# Seldon-Core Component Demo

If you are reading this then you are about to take Seldon-Core, a model serving framework, for a test drive.

Seldon-Core has been packaged as a [combinator component](https://combinator.ml/components/introduction/), which makes it easy to spin up a combination of MLOps components to make a stack. This notebook is running within the cluster, next to the Seldon-Core installation.

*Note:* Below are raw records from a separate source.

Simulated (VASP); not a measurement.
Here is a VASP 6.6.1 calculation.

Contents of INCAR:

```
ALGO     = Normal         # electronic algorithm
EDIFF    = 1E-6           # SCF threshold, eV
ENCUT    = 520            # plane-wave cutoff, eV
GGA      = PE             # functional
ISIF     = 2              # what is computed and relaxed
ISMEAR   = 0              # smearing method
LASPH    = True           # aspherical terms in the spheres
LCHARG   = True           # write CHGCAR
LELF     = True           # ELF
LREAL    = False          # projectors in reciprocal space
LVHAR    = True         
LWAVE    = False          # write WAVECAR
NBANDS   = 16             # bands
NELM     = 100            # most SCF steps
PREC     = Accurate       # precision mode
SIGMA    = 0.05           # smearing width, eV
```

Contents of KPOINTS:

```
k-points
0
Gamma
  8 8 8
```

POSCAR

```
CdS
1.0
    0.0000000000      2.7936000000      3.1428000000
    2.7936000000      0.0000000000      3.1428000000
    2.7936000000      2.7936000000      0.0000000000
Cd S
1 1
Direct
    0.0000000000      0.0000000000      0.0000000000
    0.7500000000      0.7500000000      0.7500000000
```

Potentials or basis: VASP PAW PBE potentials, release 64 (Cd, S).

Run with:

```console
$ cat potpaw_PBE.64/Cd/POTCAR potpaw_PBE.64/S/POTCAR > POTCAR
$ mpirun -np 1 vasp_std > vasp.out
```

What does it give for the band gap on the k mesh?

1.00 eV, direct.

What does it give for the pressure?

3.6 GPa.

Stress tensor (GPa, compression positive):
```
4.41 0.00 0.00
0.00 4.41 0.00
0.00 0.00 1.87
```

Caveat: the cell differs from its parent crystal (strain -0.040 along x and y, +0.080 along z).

The following demo is a very short introduction to show you how to connect to seldon-core. But I recommend that you follow the [official documentation](https://docs.seldon.io/projects/seldon-core/en/latest/workflow/github-readme.html) for a comprehensive guide.

## Prerequisites

You will primarily interact with Seldon-Core via the Kubernetes API. This means we need to download `kubectl`.

`kubectl` usage, however, requires permission. This notebook needs permission to perform actions on the Kubernetes API. This is acheived in the test drive codebase by connecting the seldon-core operator cluster role to the default service account.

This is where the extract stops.